A home mortgage is a specific agreement created between a lender and borrower of capital. A home mortgage is designed specifically to provide security for the lender of the finances. The home mortgage gives the lender rights to the property, which can then be foreclosed and sold, in the event that the borrower doesn’t or cannot make the required payments. In this case the lender is able to sell the property in order to recoup any losses he or she has incurred on the loan. On the other hand, the home mortgage is an opportunity for those without sufficient funds to acquire and own their own property or house on the condition that they make the full repayments according to the home mortgage agreements.
Home mortgage payments
Home mortgage payments are generally offered in fifteen or thirty year fixed rate periods. This refers to the period of time the lender allows the mortgage loan to be repaid and the amount of interest fixed to each payment. It follows then that a thirty year loan spreads the payments across a time span of thirty years, while a fifteen year loan spreads the loan across a time span of fifteen years. Having a fixed rate means that the attached interest rate does not fluctuate according to market effects. The borrower pays the loan along with the interest back to the lender.
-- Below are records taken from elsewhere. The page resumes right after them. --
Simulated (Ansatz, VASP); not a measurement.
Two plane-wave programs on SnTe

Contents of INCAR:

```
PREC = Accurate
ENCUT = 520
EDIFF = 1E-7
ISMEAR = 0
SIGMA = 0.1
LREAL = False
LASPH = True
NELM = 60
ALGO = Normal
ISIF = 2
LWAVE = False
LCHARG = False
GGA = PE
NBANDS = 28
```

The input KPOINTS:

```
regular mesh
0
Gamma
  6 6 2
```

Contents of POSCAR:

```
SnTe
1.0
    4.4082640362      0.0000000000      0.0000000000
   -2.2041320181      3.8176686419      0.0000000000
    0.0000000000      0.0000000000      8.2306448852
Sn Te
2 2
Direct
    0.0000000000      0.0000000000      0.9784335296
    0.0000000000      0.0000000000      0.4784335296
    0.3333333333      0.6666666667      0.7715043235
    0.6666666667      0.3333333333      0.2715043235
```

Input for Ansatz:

How the home mortgage system works
The initial amount borrowed from the lender for the specific purpose of buying a house is called the principal. The principal of a home mortgage will vary and depends on the value of the property, and the specific amount the borrower needs to obtain in order to buy the property. A home mortgage will generally require the borrower to make some initial deposit for the purchase of the house. This can be anywhere from five to twenty percent. Different lenders will make different stipulations in reference to this. This initial payment in know as a down payment. The home mortgage also accrues interest at an annual rate.